The growth of the GOSPEL work has directly
paralleled the development of Ambassador College! Without the college, the work
of thundering Christ's GOSPEL around the whole world could not have been
possible. It could never have gone around the world.
It was the development of the college in Pasadena
that made possible the growth of the whole gospel work!
The college in Pasadena started, remember, in
October, 1947 with just four pioneer students. There were eight professors and
instructors. The second college year, 1948-49, there were seven students. That
was the half-time year. It was operate half-time or give up and quit. Never
would we do the latter.
The third school year, 1949-50, there were twelve
students — eleven men and one girl. We felt we were now large enough to
organize, for the first time, a student council. This was our first student
organization.
For the year 1950-51, there were twenty-two
students. The fifth college year, 1951-52, there were thirty-two students. The
college was growing!
First Yearbook
At the close of the 1950-51
year, the students produced their first "annual," or "yearbook," The Envoy. It
contained thirty-six pages — counting the cover. Of course it was pretty thin,
compared to the "annuals" of larger, older, established colleges. But it was a
beginning. Today The Envoy is one of the finest published by any college-grade
institution anywhere — a fine book with heavy stiff covers, and printed in full
color.
Where there is life, and spirit, and constant
GROWTH, small beginnings mean only a START. It was the same with The Envoy as
with every other phase of this dynamic, fast-growing work!
The 1952 Envoy did not grow in pages, but improved
in quality. Just as The Plain Truth had its struggle through the early years, so
did the student publication, The Envoy. The 1953 book was a BIG improvement, but
we had to skip 1954 altogether.
However, the 1953 edition came out with a thick,
heavy cover for the first time. It was all black and white — that is, black ink
only. But it contained sixty pages beside cover, and was a much improved
production. The 1955 edition went to sixty-eight pages, and improved contents,
especially the photography and art work. The 1956 Envoy continued the
improvement, with seventy-six pages, but still black and white. By 1961 it
reached two hundred pages, a much finer cover, much improved photography and
design, and we were getting into color pages.
The Foreign Language Clubs
By the 1951-52 college year,
extracurricular activities were getting organized. That year three foreign
language dinner clubs were organized. These are dinner clubs, at which no
English is spoken — only the language of each specific club. There was the
French Club, the German Club, and the Spanish Club.
They were initiated at Ambassador College in order
to give the students of each language the experience of speaking and hearing
that language outside of class — in actual continuous conversation — to help
them learn to express themselves fluently in that tongue.

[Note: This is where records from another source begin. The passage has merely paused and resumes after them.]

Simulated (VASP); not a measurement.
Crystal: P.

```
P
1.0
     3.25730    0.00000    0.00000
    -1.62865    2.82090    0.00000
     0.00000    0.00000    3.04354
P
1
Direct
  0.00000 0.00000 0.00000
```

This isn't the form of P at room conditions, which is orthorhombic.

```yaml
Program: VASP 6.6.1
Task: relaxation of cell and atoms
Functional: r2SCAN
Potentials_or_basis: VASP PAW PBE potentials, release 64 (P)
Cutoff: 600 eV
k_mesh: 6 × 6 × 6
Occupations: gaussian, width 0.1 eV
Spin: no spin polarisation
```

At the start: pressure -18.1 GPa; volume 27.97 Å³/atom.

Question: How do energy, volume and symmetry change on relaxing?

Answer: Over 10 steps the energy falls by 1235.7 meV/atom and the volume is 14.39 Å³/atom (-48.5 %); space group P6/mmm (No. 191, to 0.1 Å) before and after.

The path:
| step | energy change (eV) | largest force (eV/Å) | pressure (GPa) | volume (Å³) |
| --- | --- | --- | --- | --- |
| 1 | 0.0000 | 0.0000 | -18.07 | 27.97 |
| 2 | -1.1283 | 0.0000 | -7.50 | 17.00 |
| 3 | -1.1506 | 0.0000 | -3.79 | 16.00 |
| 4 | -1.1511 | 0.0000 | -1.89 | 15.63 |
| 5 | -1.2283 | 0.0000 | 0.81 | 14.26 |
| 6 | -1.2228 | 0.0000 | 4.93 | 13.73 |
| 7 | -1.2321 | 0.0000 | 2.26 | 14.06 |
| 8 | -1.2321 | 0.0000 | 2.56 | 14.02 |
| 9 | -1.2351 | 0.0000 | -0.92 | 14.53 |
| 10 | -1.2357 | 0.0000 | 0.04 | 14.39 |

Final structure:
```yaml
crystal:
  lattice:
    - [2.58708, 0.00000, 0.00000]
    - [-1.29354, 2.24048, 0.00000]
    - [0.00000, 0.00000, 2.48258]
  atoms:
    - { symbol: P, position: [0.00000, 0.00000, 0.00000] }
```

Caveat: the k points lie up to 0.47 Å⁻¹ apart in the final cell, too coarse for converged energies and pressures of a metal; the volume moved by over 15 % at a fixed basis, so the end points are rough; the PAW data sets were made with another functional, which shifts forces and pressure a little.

We in GOD'S WORK are commissioned to proclaim
Christ's original gospel to ALL NATIONS. We knew, then, that this would require
much printed literature in various languages, as well as called and trained
ministers experienced in speaking and broadcasting fluently, and without broken
accent, in the various languages. This training began the very first college
year — but the language dinner clubs began in 1951.
Other languages were later added to the curriculum
at Ambassador College.
The Ambassador Clubs
In February, 1953, Mr. Jack R.
Elliott, then dean of students, asked me if I would go with him as a guest to
visit a businessman's "Toastmasters' Club." These clubs are, I believe,
worldwide. They are evening dinner speech clubs. First, several men are called
on without advance notice to stand and discuss, in one or two minutes, some
topic assigned by the "table topics chairman." Later there are a number of
prepared speeches, usually limited to about six minutes.
Mr. Elliott wanted to introduce speech clubs into
Ambassador College activities, patterned after these clubs, but with a few
variations adapted to our needs. We saw at once the value of such an activity at
Ambassador.
In February, 1953, the first of these clubs was
organized and under way. Our adaptation was called the Ambassador Club. Soon
there were two such clubs on the Pasadena campus, then three, then four. In
1954, there were seven at the Pasadena campus.
These clubs have done more to develop
public-speaking ability than any other activity. They are a most effective
addition to our regular courses in public speaking. They teach men to think on
their feet, develop personality and familiarity with world events and many
important topics.
Soon the first women's club was formed. These,
too, have continued to expand. I'm quite sure they are different, at Ambassador,
than any other women's clubs. They have a very definite effect in the cultural
development of our young women.
Campus Paper
About November, 1951, the
students started the first campus paper. It is called The Portfolio. It contains
college news, personal items about students, news of the progress of the work,
and a certain sprinkling of campus fun. It gives students training in writing.
The Portfolio started crude and small —
mimeographed. In due time it became a real printed campus paper of quality.
Comes the Ambassador Chorale
In the college year 1951-52 we
had thirty-two students. In the spring of that year, Mr. Leon Ettinger, director
of the voice department in the school of music, decided to organize the students
into a singing group, train them secretly at his home, and then spring the whole
thing on me as a surprise!
How they all kept the secret through many weeks of
rehearsals I'll never know. But they did.
At the annual spring concert of the music
department — consisting of piano and vocal solo numbers by students — the whole
group stood together, and to my amazement, sang the Fred Waring arrangement of
"The Battle Hymn of the Republic" like veterans. Actually there was not a
trained singer among them — but they had put their whole hearts and energies
into it through many weeks.
As Mr. Ettinger later wrote about it: "At that
time we scraped the bottom of the barrel to find talent. If you could put two
notes together on an instrument or sing a little song in tune, you were on the
program. When we gathered together all our resources, we had twelve singers for
our little chorus.
"We practiced faithfully for several months,
always at Ettinger's to keep it quiet, and at last the great day arrived. At the
end of the evening Mr. Ettinger announced that a new musical organization had
been formed, called the Ambassador Chorale; and that, with Mrs. Ettinger at the
piano, they would sing 'The Battle Hymn of the Republic,' and that they were
dedicating this first performance anywhere to Mr. Herbert W. Armstrong. The
years have smoothed away any slight imperfections, and we only remember that it
was an absolute smash."
Actually, I remember, I was overcome with
surprise, rather choked with emotion, and unable to speak.
That was the beginning of one of our outstanding
activities at Ambassador College — the Ambassador Chorale. From that small
beginning it has grown into a musical organization that I feel would do credit
to any college or university ten to twenty times our size.